I have a list dataframe_chunk
which contains chunks of a very large pandas dataframe.I would like to write every single chunk into a different csv, and to do so in parallel. However, I see the files being written sequentially and I'm not sure why this is the case. Here's the code:
import concurrent.futures as cfu
def write_chunk_to_file(chunk, fpath):
chunk.to_csv(fpath, sep=',', header=False, index=False)
pool = cfu.ThreadPoolExecutor(N_CORES)
futures = []
for i in range(N_CORES):
fpath = '/path_to_files_'+str(i)+'.csv'
futures.append(pool.submit( write_chunk_to_file(dataframe_chunk[i], fpath)))
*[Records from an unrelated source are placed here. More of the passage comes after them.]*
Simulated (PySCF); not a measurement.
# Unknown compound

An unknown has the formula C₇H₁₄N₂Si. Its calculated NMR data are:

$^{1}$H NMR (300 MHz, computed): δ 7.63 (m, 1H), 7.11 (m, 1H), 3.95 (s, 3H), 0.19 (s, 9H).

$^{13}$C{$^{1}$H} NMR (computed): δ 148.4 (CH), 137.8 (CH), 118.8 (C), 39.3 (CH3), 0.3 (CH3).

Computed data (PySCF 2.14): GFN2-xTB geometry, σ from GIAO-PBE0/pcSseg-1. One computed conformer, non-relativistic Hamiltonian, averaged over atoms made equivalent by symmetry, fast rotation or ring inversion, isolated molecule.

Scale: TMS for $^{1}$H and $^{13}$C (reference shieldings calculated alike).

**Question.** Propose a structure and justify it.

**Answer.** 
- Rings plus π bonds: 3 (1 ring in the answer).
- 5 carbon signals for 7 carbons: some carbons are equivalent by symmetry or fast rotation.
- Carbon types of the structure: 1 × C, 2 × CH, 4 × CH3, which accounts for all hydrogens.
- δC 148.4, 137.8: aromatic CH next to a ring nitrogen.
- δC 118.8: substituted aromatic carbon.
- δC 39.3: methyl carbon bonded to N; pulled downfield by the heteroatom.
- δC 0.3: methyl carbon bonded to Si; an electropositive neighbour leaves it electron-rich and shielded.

for f in cfu.as_completed(futures):
print("finished at ",time.time())
Any clues?
One thing that is stated in the Python 2.7.x threading
docs
but not in the 3.x docs is that
Python cannot achieve true parallelism using the threading
library - only one thread will execute at a time.
You should try using concurrent.futures
with the ProcessPoolExecutor
which uses separate processes for each job and therefore can achieve true parallelism on a multi-core CPU.
Update
Here is your program adapted to use the multiprocessing
library instead:
#!/usr/bin/env python3
from multiprocessing import Process
import os
import time
N_CORES = 8
def write_chunk_to_file(chunk, fpath):
with open(fpath, "w") as f:
for x in range(10000000):
f.write(str(x))
futures = []
print("my pid:", os.getpid())
input("Hit return to start:")
start = time.time()
print("Started at:", start)
for i in range(N_CORES):
fpath = './tmp/file-'+str(i)+'.csv'
p = Process(target=write_chunk_to_file, args=(i,fpath))
futures.append(p)
for p in futures:
p.start()
print("All jobs started.")
for p in futures:
p.join()
print("All jobs finished at ",time.time())
You can monitor the jobs with this shell command in another window:
while true; do clear; pstree 12345; ls -l tmp; sleep 1; done
(Replace 12345 with the pid emitted by the script.)